Vodafone meets FY guidance, cuts dividend to focus on debt reduction

News General Global 14 MEI 2019
Vodafone meets FY guidance, cuts dividend to focus on debt reduction

Vodafone Group reported underlying EBITDA up 3.1 percent to EUR 14.14 billion in its fiscal year to March, in line with its guidance. The company said low single-digit growth should continue in the new year, supported by a continued focus on costs. The company reduced its dividend to 9 cents a share from 15.07 cents the previous year, saying it plans to focus more on debt reduction. 

The bottom line was a loss of EUR 7.64 billion for the year versus a profit of EUR 2.79 billion a year earlier, due to the loss booked on Vodafone India earlier in the year due to its merger with Idea Cellular as well as impairment charges in Spain and Romania. Group revenue fell 6.2 percent to EUR 43.67 billion, while organic service revenue rose 0.3 percent, excluding currency effects and changes in scope. 

Q4 organic service revenue down 0.6%

Vodafone said revenues suffered from increased competitive pressure in Spain and Italy as well as headwinds in South Africa. This was offset by growth in the fixed market and mobile data demand in emerging markets. Organic service revenue turned negative in the fourth quarter to March, down 0.6 percent compared to 0.1 percent growth in the previous quarter. 

The weaker revenue was offset by EUR 400 million in cost reductions, and the company targets another EUR 200 million in annual savings in the medium term. In addition, it continues to work on tower sales in the Netherlands, UK, Spain and Italy. 

Free cash flow excluding spectrum costs was little changed year-on-year at GBP 5.44 billion, which Vodafone said was in line with its guidance. It expects cash flow of at least EUR 5.4 billion in the new year, supported by a stronger second half of the year and the Liberty Global takeover closing in July. Excluding the takeover, adjusted EBITDA is estimated at EUR 13.8- 14.2 billion for the year, including a negative impact of EUR 400 million from the change in accounting standards.

Digital transformation

CEO Nick Read said the decision to "rebase" the dividend was due to a need to focus on the company's transformation, and it pay a "progressive" dividend going forward. "The Group is at a key point of transformation – deepening customer engagement, accelerating digital transformation, radically simplifying our operations, generating better returns from our infrastructure assets and continuing to optimise our portfolio," he said. 
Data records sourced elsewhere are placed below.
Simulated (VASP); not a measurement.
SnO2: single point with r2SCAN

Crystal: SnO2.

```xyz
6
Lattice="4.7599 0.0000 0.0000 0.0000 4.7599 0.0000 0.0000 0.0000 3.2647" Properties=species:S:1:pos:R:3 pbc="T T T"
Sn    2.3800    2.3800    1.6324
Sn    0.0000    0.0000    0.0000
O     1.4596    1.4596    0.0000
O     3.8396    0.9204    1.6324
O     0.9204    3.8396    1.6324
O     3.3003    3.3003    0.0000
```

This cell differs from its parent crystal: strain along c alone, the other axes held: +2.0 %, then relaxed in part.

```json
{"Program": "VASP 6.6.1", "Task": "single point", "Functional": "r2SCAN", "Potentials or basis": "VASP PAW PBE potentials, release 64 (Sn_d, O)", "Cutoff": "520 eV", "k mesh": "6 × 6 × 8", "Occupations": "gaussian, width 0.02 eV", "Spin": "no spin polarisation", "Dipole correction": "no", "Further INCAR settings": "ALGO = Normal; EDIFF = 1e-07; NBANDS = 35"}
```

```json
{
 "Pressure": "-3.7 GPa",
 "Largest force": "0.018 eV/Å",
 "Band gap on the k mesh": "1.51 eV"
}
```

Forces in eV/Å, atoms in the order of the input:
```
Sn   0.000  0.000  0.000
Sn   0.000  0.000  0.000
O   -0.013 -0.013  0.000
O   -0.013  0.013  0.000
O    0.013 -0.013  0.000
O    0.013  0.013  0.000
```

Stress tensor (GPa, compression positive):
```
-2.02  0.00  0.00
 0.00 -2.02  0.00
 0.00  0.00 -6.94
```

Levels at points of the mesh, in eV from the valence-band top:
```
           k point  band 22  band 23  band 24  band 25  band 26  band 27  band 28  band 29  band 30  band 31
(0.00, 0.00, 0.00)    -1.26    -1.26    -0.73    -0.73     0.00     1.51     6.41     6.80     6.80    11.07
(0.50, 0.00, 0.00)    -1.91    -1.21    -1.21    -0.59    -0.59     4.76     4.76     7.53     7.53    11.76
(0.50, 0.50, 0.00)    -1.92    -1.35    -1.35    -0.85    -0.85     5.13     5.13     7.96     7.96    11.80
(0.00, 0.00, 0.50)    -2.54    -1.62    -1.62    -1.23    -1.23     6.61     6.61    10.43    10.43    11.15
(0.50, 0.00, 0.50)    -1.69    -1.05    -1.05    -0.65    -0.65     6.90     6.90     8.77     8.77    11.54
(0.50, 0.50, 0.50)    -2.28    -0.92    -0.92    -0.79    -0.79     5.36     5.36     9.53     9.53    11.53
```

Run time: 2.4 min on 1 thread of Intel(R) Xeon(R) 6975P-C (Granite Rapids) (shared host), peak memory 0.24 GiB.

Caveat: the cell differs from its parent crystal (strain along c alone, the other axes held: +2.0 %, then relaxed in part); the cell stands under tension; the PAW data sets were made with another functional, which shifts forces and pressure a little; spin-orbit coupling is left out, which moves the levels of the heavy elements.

The lower dividend will help it reduce debt and move to the lower end of its leverage target range of 2.5-3.0x in the next few years. Net debt totaled EUR 27.0 billion at the end of March, down from EUR 29.6 billion a year earlier. The company also announced separately an agreement to sell Vodafone New Zealand for EUR 2.1 billion to a group of investors.

The transformation includes an acceleration of the 'digital first' strategy in the past year, in order to simplify customer acquisition, service and propositions. Vodafone said its low-cost brands ‘Vodafone Bit’ in Spain, Ho in Italy and Voxi in the UK were helping it compete more effectively as well as reduce costs. 

Along with more tailored offerings for specific markets and its growing number of fixed-mobile offers, the focus is on reducing churn and increasing revenue per customer. Vodafone said this strategy was successful in the past year, with consumer mobile churn down 1.0 percent point in the second half of the year as well another 1 million fixed broadband customers added. Europe Consumer service revenues were still down 1.1 percent on an organic basis over the year, as fixed growth of 2.6 percent offset a mobile decline on 2.4 percent.